Roundup: Honesty in deficits?

Balanced budgets and deficits continued to be a topic of discussion on the campaign yesterday, and it will continue to be so today as Justin Trudeau is set to unveil his infrastructure plan to boost the economy, which seems set to include some deficit financing for another year or two as the economy appears stagnant. Stephen Harper warns the other parties are looking at “permanent deficits,” but it bears reminding that according to the previous Parliamentary Budget Officer, the only way that Harper killed off is own structural deficit was in changing the health transfer escalator, leaving him with only a cyclical deficit (which persists, no matter how much they shuffle money around on paper to cover over it). The NDP continue to insist they won’t run a deficit, but they also seem to dispute that they would need to continue austerity and they would even do things like restore the health transfer escalator, which starts to boggle the mind. The Liberals seem to be looking to score points for honesty in that a) they don’t know the true state of the books, and b) the global economic situation, but one might also add that our debt-to-GDP ratio is in a good place now (as opposed to the eighties and nineties), so small deficits won’t affect our economic health that much. To that end, Mike Moffatt says it’s important to ask parties how they would manage deficits, because they are inevitable in the current economic climate, while Andrew Coyne says that we should be paying attention to the signals being sent by the leaders when it comes to deficits.

https://twitter.com/mikepmoffatt/status/636646713005076480

https://twitter.com/mikepmoffatt/status/636647037992337408

https://twitter.com/mikepmoffatt/status/636647310450139136

On the campaign:

  • Stephen Harper promised a pittance for rural broadband.
  • Thomas Mulcair repeated his promise for an innovation tax credit.
  • Justin Trudeau offered a tax credit for teachers buying school supplies out of pocket, which is provincial jurisdiction and formalises a practice that shouldn’t happen.

Good reads:

  • Here’s a look at the new Issues Management guy in the PMO watching the Duffy trial, while Andrew MacDougall shows how it was easy to miss those Wright emails.
  • Joe Oliver was scheduled to speak at a private men’s club in Toronto, but cancelled after criticism. Chrystia Freeland crashed it anyway.
  • Here’s a look at what the leaders’ tours say about their campaigns.
  • It cost us $1.6 million to send $5 million in surplus equipment to the Ukrainian military.
  • The NDP removed their policy manual – the items decided by their grassroots members – from their website saying it’s not a platform. Transparency!
  • Some very smart people lament that defence procurement hasn’t been an issue yet in the election.
  • While the women’s issues debate has been cancelled, most of the leaders will be doing one-on-one interviews that will later be broadcast.
  • Susan Delacourt writes about the loss of the per-vote subsidy.

Odds and ends:

There are questions about some anti-feminist sentiments in the Green Party platform.
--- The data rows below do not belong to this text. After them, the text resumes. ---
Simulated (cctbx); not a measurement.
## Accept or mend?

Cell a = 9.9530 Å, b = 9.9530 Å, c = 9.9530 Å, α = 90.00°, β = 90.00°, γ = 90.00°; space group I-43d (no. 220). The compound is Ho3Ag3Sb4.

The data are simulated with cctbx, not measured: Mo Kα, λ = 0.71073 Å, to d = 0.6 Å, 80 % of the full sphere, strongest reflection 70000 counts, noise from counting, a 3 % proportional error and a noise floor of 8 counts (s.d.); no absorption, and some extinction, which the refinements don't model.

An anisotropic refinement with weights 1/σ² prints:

An attempted appeal is underway in the contentious Liberal nomination in Ahuntsic–Cartierville.

An alternative media outlet with a dubious record claims that Chrystia Freeland is planning on making an issue of the fact that her NDP opponent doesn’t have children. The quote is disputed, but more to the point, it makes zero sense, and the fact that they interview was not recorded makes it all the more dubious.

One thought on “Roundup: Honesty in deficits?

  1. It happens I agree with Mike Moffatt regarding the “deficit hysteria” but it should be noted that Moffatt is a member of the Liberal Party of Canada’s “Economic Council of Advisors.” That being the case, it’s not surprising that he should be on the Twitter Machine supporting the Liberal case.

    As for the NDP’s ‘lack of transparency’ in removing its policy manual from its website, it seems to me that removing the document was simply prudent.

    The Green Party of Canada has been in difficulty at least twice during this campaign by virtue of the fact that its “Vision Green” document has been, inaccurately, referred to by many (including Moffatt) as its “platform.”

    Since Vision Green remains a significant presence on the Green Party website and since the Greens have yet to roll out their consolidated platform for the current election, the error Moffatt and others have made is, perhaps, understandable but – to be clear – Vision Green is probably best described as a consolidation of past policy approved by its membership.

    Going into this election, the Greens might have been well advised to take the same action as the NDP did in order to avoid both legitimate confusion and political mischief-making.